Brooms Head, The Important Things & Stepping Back from Business

 Sunset, looking north from the headland to Yamba

Sunset, looking north from the headland to Yamba

“The word sea-change is from Shakespeare, from The Tempest: a man is thrown into the sea, and under the water he is transformed from what he was into something entirely new, something '“rich and strange”.

This is the story of my sea-change - the journey from one way of living to another. It’s also an invitation to a sea-change of your own. No matter your age, your gender, your season of life, no matter your politics or profession, your sexuality or your faith tradition, you are invited into a sea-change.

Years ago, a wise friend told me that no one ever changes until the pain level gets high enough. That seems entirely true. The inciting incident for life change is almost always heartbreak - something becomes broken beyond repair, too heavy to carry; in the words of the recovery movement, unmanageable.

And in my current sea-change, my disconnectedness from my soul and from the people I care most about has become so painful that I’m willing to remake the whole of my life.”

~ Passage from ‘Present Over Perfect’ by Shauna Niequest


Brooms Head

 Dark sunrise over the ocean. Taken from ‘Reception Rock’, Brooms Head Caravan Park

Dark sunrise over the ocean. Taken from ‘Reception Rock’, Brooms Head Caravan Park

I’m back from holidays. It’s been an interesting few weeks. The time for self-care was much needed. In fact, it was needed more than I care to admit. I mostly slept and did little at all for the first four days. I hadn’t realised the level of my exhaustion.
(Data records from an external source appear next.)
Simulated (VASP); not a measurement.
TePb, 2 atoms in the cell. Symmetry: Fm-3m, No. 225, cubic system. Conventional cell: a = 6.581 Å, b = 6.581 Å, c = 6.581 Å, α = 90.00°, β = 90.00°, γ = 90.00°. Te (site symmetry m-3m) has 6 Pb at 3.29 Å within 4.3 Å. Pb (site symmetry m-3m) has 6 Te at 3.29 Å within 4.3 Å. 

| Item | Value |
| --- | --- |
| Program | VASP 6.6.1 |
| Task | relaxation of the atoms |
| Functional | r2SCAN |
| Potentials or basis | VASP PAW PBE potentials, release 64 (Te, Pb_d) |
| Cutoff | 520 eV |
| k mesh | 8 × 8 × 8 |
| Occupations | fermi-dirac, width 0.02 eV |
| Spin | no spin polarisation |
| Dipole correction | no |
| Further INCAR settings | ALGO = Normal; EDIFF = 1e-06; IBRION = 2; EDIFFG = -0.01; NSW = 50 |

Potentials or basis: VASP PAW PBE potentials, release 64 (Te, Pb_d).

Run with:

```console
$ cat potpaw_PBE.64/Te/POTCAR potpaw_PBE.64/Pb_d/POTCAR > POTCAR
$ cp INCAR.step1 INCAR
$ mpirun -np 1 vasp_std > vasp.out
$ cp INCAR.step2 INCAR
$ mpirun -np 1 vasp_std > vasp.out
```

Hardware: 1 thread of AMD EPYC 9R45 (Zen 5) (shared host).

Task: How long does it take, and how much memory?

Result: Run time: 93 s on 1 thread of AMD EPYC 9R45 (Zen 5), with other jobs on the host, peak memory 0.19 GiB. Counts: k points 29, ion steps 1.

That’s the thing about holidays. It’s a chance to remove yourself entirely from all the busyness and the noise (that has become mostly the norm) in order to hear yourself think and to listen to your body and what your heart is telling you.

So anyway, I had the most wonderful, unplugged, restful and restorative time. And I spent no time thinking of business or busyness. I put that all down and just immersed myself in the present. And Brooms Head is the perfect place for that. It’s a yet unspoiled, non-commercialised, hidden jewel among beach holiday destinations (I hope it stays that way). It’s the perfect place to reconnect with who you are and the natural world. And I intend to continue the yearly tradition so that I may reflect on what’s important and to recalibrate my life.

The Important Things

 Me standing looking out to the sea as the sun starts to go down. Photo taken by my daughter, Philomena, who now has the photography bug.

Me standing looking out to the sea as the sun starts to go down. Photo taken by my daughter, Philomena, who now has the photography bug.

When you remove all the noise and really listen, it’s like you’re listening for the first time. You go to sleep with the soothing sounds of waves gently crashing onto the shore, or the gentle rain (sometimes it was pelting rain).

Some nights I fell asleep to friends and children talking and laughing as they continued into the night, catching up on each others lives…slow, deliberate conversation and general banter; competitive voices as board games were being played, shared meals, and lingering around the communal table with drinks and nibblies, with yet more laughter and conversation.

Each morning I woke up, made myself a cuppa, took my camp chair and sat on the edge of the bank, watching the sun still rising over the ocean and listening to the waves and the birds, and the sounds of people in the camp site, slowly waking to the new day.

Days were filled with beach exploration, short walks, photographing native plants, wildflowers, wildlife and the odd sunset or sunrise, lazy lunches and more stopping for chats and conversations, and time for reflection and contemplation.

It was a chance to empty myself of the busyness and pressure of a life filled with pushing, expectations, deadlines and striving. A chance to be me, to listen, to observe, connect and to feel joy, wonder and contentment in each moment.

A chance to truly tune in to the important things.


Stepping Back from Business

 Man fishing in the beach inlet leading to Cakora Lagoon, with the sun setting behind dark clouds above Clarence Valley.

Man fishing in the beach inlet leading to Cakora Lagoon, with the sun setting behind dark clouds above Clarence Valley.

During my much needed rest, I gained immense clarity about where my life is. This has led to some life-changing decisions. Turning fifty next year has also had me contemplating what I want to do and who I want to be for the next half of my life. All I know is that in the second half of my life, there is only time for the important things that bring me joy.

These decisions have been truly considered, as so many things over the past three to four years have led me to this point. I hadn’t realised how much busyness and disconnection have crept into my life (all self-induced) until only recently.

One major tipping point has been my health and fitness. For those who have known me longer than three or more years, they will know how integral that my health, fitness and vitality is to who I am. And it’s suffering to the point that I can no longer ignore the warning signs. Along with my health, my family have suffered in the process of me striving.

So I will be stepping back from my business forthwith to rest and recover. I will be seeing out the remainder of the year completing my client projects and commitments, and wrapping up what I need so that I can focus on my health and my family.

As for my future and that of my business, I’m not making any further decisions about that until I’ve sufficiently recovered. I just need to rest and to give myself the time to regain my health. If you need to access my blogs and posts and information on video training, everything will still be here.

Thank you all for your support and I want to encourage you to pursue whatever it is you feel is important to you. All of our journeys are so different. One is no more important than anothers’ - it’s just different. And it’s your life to live however you choose.